"Inspiration is for amateurs. The rest of us just show up and get to work.
Chuck Close
In the classic tale of a creative breakthrough, Archimedes was asked
by Hiero, the king of Syracuse, to find out if his crown was made of pure gold. Archimedes knew that a crown made of lesser
stuff would be less dense but he had no idea how to compare the density of two
differently shaped objects. In the legend, Archimedes hit on the solution when
he got into a bathtub one day and noticed the water level rise over the
rim. Aha! he thought. He could immerse the crowns and see which
displaced more water. The denser one
would make the water rise more and therefore would contain the most gold. Thrilled at the insight, Archimedes jumped
out of the tub and ran naked through the street yelling “eureka!” The word means: I have found it.

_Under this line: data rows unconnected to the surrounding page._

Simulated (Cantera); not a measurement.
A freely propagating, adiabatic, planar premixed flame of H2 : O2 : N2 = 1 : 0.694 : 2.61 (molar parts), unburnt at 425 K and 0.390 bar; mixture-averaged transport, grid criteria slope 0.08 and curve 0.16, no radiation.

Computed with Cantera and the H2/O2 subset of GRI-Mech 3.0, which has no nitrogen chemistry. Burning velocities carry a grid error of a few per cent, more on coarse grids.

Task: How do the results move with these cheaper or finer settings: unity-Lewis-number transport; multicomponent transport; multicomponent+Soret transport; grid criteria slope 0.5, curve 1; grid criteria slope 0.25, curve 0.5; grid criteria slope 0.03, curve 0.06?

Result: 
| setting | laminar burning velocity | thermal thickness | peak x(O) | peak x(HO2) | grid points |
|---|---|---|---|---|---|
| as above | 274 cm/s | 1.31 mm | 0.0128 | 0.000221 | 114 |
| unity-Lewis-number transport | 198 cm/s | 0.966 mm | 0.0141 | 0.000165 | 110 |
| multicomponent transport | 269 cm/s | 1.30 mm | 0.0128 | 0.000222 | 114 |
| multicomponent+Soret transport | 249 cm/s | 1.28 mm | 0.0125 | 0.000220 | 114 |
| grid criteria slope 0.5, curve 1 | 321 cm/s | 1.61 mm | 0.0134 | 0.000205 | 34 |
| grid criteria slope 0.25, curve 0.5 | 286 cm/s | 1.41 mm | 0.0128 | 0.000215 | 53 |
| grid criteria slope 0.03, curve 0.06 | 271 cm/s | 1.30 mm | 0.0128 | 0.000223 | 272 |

Historians doubt the truth
of the tale since Archimedes was notoriously lax in his bathing habits. Also, moments of sudden insight like that are
actually pretty rare. Bolts from the
blue, lightning strikes in the mind, and flashes in the brainpan are all
notoriously elusive to anyone mucking around in creative waters. The link between new ideas and new stuff is more
commonly a long road through trial and error, effort and frustration. Creative achievements or insights do not
easily bob to the surface; they are the tip of an iceberg of hard work. Solutions often take time to work out and
even quantum leaps tend to be the result of tiny steps added up. Edison’s famous equation of 10% inspiration and 90% perspiration says
it succinctly.
In fact even creativity itself benefits from working at it or, to put
it another way, from practice. The more
you do it, the easier it becomes.
That is the ingredient we need to put into the Ingenarium….practice. Not in the sense of a rehearsal for anything
but as a habit of working, working, and working at something. Practice, in other words, in the same way that
an architect has a practice. Or a
dentist for that matter. In other words,
doing it. In the practice of Zen, the
masters say, “when you sit, just sit.” The
goal is simply to be sitting right now.
Not thinking, worrying, planning or trying...just sitting. You do it to do it.
Same with creativity.
From this angle, the goal is not the final breakthrough – or that
elusive Aha! moment – but the continual rehearsal of creative maneuvers like
lateral thinking, leaps of the imagination, unexpected connections. You practice this, not to get better at anything
or to achieve something in particular, but simply to do it. In this sense, being creative is nothing more
or less than doing things in a certain way – a creative way – that becomes more
natural with time.
Epictetus, the Greek
philosopher, had it right when he wrote that: “No great thing is created suddenly, any
more than a bunch of grapes or a fig. If
you tell me that you desire a fig, I answer you that there must be time. Let it first bloom, then bear fruit, then
ripen.”
In other words, it takes
time, focus, and effort to have even an Aha! moment. Archimedes, bathing or not, had to have an
understanding of density and displacement or he would have simply ended up with
a nice spill to clean up. The fable is
really a summary of a longer process of deliberation and experiment. Similar to Thomas Edison and his assistants,
who tried thousands of types of material for the light bulb before they hit on
carbonized thread and Mary Kay who researched her industry for a decade before
hitting on the idea that led to her cosmetics empire. Ray Kroc worked in and studied the food
industry for twenty years before the “sudden” insight that led to McDonald's.
And so we toss a heap of practice into the Ingenarium…and of course, a
dash of patience to go along with it.